The beauty of being the only 8th grade language arts teacher on my campus is that I don’t need to coordinate my lessons with anyone. The other side of that coin: I have no one with whom to collaborate. Luckily, I have the internet. Sometime in early August, I had the idea to start the year with a unit on digital citizenship. Since my focus will be digital literacy this year, I figured it was wise.
Common Sense Media has a great program. They break it down into lessons that could be easily implemented, with little preparation from the teacher, each in one class period. The material is age appropriate (there are three ranges), and has engaging activities for students, plus informative material for the instructor. You could easily hand the unit to a first year teacher and have success. Plus, there is a mass of additional resources and ideas for projects.
Enter Mrs. Allison, the language arts teacher. I knew I had to do more than simply get them thinking about how to behave online. I needed to attack my Common Core Standards. I started with the units Digital 101 and Scams and Schemes. With these, we set up our interactive notebooks, taking Cornell style notes, and reflecting on what we’d learned. Next, I tackled Cyberbullying. Here I stayed for almost two weeks. Two weeks! What was supposed to be a class period or two, took on a life of its own.
I had their attention, so I needed to take advantage. I pulled an article and went through the steps of critical reading, underlining and annotating. I pulled in videos from the Common Sense Media site. We also watched Amanda Todd’s video. We held our first Socratic Seminar. Students wrote their first blog on their websites. The topic of cyberbullying turned out to be great fodder to teach the beginning of the year required skills.

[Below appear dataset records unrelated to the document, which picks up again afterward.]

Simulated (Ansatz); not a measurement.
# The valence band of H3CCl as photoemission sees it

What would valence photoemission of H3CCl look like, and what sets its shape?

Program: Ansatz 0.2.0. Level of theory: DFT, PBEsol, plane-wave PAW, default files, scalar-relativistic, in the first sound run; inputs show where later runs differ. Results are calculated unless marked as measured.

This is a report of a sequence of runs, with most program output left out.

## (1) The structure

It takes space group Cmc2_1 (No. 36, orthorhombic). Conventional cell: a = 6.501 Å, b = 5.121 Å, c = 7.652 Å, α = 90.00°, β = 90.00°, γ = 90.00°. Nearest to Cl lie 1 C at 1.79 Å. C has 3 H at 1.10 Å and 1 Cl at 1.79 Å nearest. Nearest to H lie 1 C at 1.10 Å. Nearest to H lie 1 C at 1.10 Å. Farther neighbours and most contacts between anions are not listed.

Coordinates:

We ended the unit with Trillion Dollar Footprint, which was my favorite of all the lessons in the program. The activity involves the students trying to pick a host for a television show. Included is all the candidates’ social media posts. It’s eye opening for most of the students. So many still have no clue that the world can see what they do online. Of course, I also taught them how to cite evidence. Language arts geek!
Schools have long taken it upon themselves to teach kids how to be good human beings: be responsible, be respectful. It’s equally important to teach digital citizenship. It’s easy to find the time if you incorporate teaching the skills you cover anyway.
“How should you behave online?” I ask my students. In chorus, “The same way you should behave in person.” Exactly.